I've been working in database development for about five years, and I want to close a knowledge gap I have. I learned the principles of database normalization, which involves breaking down data into efficient table schemas with relationships like cross tables. But I'm starting to question if it's really beneficial to split everything into multiple tables. For instance, if I have separate tables for invoice lines and headers, it means I have to use more joins to pull information together, which could slow things down. Plus, doesn't having more tables mean that I need more database transactions when saving data? What impact do all these joins have on reading performance? I'm starting to think that having too many small tables might actually be an anti-pattern.
Any insights on this?
2 Answers
When it comes to normalizing your data, think of it like organizing a storage room. If you go too far, you're basically left with a box for each individual item, which can be really impractical. But on the flip side, if everything is jumbled together, that doesn't help either. The key is to find a balance. Normalization should be the standard approach, but sometimes you might have to strategically undoes some of that organization to improve efficiency. Just ensure it's intentional rather than a lucky accident!
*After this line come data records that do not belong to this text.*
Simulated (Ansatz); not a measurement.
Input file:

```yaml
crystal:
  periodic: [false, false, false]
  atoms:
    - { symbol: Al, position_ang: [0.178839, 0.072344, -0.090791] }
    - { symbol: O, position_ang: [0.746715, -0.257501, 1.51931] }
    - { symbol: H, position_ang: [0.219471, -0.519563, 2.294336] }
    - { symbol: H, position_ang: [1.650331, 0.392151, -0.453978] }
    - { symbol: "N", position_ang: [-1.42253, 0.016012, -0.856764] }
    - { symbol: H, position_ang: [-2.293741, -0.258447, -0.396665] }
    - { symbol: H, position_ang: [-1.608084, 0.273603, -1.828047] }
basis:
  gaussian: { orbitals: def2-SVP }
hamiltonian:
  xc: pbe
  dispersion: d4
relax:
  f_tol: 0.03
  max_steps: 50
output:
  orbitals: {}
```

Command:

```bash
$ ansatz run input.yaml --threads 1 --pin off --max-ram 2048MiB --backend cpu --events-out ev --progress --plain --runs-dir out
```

It's really situational. If your database is more focused on reporting, then a bit of denormalization can actually help. Sure, it means repeating some data in your lookup tables, but lessening the number of joins might be worth it in terms of performance. Just do some testing to see what works best for your specific data. It’s pretty common practice in the world of databases, pun intended!

Yeah, and I've heard that in CQRS you can optimize read vs write models that way as well. Just need to make careful decisions! What do you think?